CSS Mobile - what iron shortage?

georgew

First Sergeant
Joined
Oct 1, 2010
Location
southern california
Third times the charm.

Brashear, La. Jan 1, 1862
CS Navy Dept
re CS Gunboat Mobile
To: A.B. Seger
Supt N.O.O.W.R. Road
To: 30,800 lbs rail road iron for ballast @ 2 cts $616.00
rcvd Sheppard
Lt. Commanding

15 tons of RR iron for ballast? This seems to work out to 1466 linear feat of 62-lb/yd T-rail or 3080 linear ft of 1-inch strip rail at 10 lbs/ft. You wonder if they might have done better by using bags of shell for ballast and the iron for protection.
 
Third times the charm.

Brashear, La. Jan 1, 1862
CS Navy Dept
re CS Gunboat Mobile
To: A.B. Seger
Supt N.O.O.W.R. Road
To: 30,800 lbs rail road iron for ballast @ 2 cts $616.00
rcvd Sheppard
Lt. Commanding

15 tons of RR iron for ballast? This seems to work out to 1466 linear feat of 62-lb/yd T-rail or 3080 linear ft of 1-inch strip rail at 10 lbs/ft. You wonder if they might have done better by using bags of shell for ballast and the iron for protection.
15 tons of old, broken, laminated iron would be of little use except as raw iron. The road used 65# T rail. This does not bother me as a RR guy.
 
Does this mean that iron of this condition could have been sent to one of the foundries and used for casting artillery or misc?
George,

I've seen many lists of materials on hand at various railroads and all of them included a goodly quantity of old iron. Many roads had their own foundries and made all sorts of railroad, and now ordnance, castings. Those that did not have foundries would usually do work for other roads, provided the desiring road provided the iron, so even non-foundries roads kept their old iron.

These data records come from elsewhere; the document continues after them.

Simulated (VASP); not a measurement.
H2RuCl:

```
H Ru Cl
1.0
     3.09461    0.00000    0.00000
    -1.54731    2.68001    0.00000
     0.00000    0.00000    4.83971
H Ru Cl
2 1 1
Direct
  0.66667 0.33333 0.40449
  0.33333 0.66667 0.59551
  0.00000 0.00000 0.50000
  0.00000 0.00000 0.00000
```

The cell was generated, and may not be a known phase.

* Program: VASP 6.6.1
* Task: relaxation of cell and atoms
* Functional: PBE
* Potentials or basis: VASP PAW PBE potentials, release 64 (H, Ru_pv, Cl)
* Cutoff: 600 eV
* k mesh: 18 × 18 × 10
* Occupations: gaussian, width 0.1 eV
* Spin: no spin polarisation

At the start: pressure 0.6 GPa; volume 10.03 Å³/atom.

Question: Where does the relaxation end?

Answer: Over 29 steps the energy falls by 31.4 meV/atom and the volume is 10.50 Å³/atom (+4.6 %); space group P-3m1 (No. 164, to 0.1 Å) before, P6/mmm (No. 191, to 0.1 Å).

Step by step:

There was no reason to not melt the old iron for other purposes and roads did sell their excess old iron. But iron was cheap and transportation was not. Also, transportation was scarce, unless the buyer was willing to provide a messenger to travel with it.

The only movement of old iron, in quantity, that I have seen was strap iron from the Winchester & Potomac RR to Tredegar, B&O RR scrap from late 1861 to Tredegar, and old iron from some eastern North Carolina RRs sent by the Navy to Atlanta for making armor.

Dave
 
George,

I've seen many lists of materials on hand at various railroads and all of them included a goodly quantity of old iron. Many roads had their own foundries and made all sorts of railroad, and now ordnance, castings. Those that did not have foundries would usually do work for other roads, provided the desiring road provided the iron, so even non-foundries roads kept their old iron.

There was no reason to not melt the old iron for other purposes and roads did sell their excess old iron. But iron was cheap and transportation was not. Also, transportation was scarce, unless the buyer was willing to provide a messenger to travel with it.

The only movement of old iron, in quantity, that I have seen was strap iron from the Winchester & Potomac RR to Tredegar, B&O RR scrap from late 1861 to Tredegar, and old iron from some eastern North Carolina RRs sent by the Navy to Atlanta for making armor.

Dave
Thanks Dave!
 
Does this mean that iron of this condition could have been sent to one of the foundries and used for casting artillery or misc?
Georgew,

That depends how "clean" it was in the first place. If it was badly worn rusted and pitted, scrap is about all you could do with it, ideal ballast. You don't want to be introducing impurities into iron that's going to be used for gun casting ,or armour for that matter.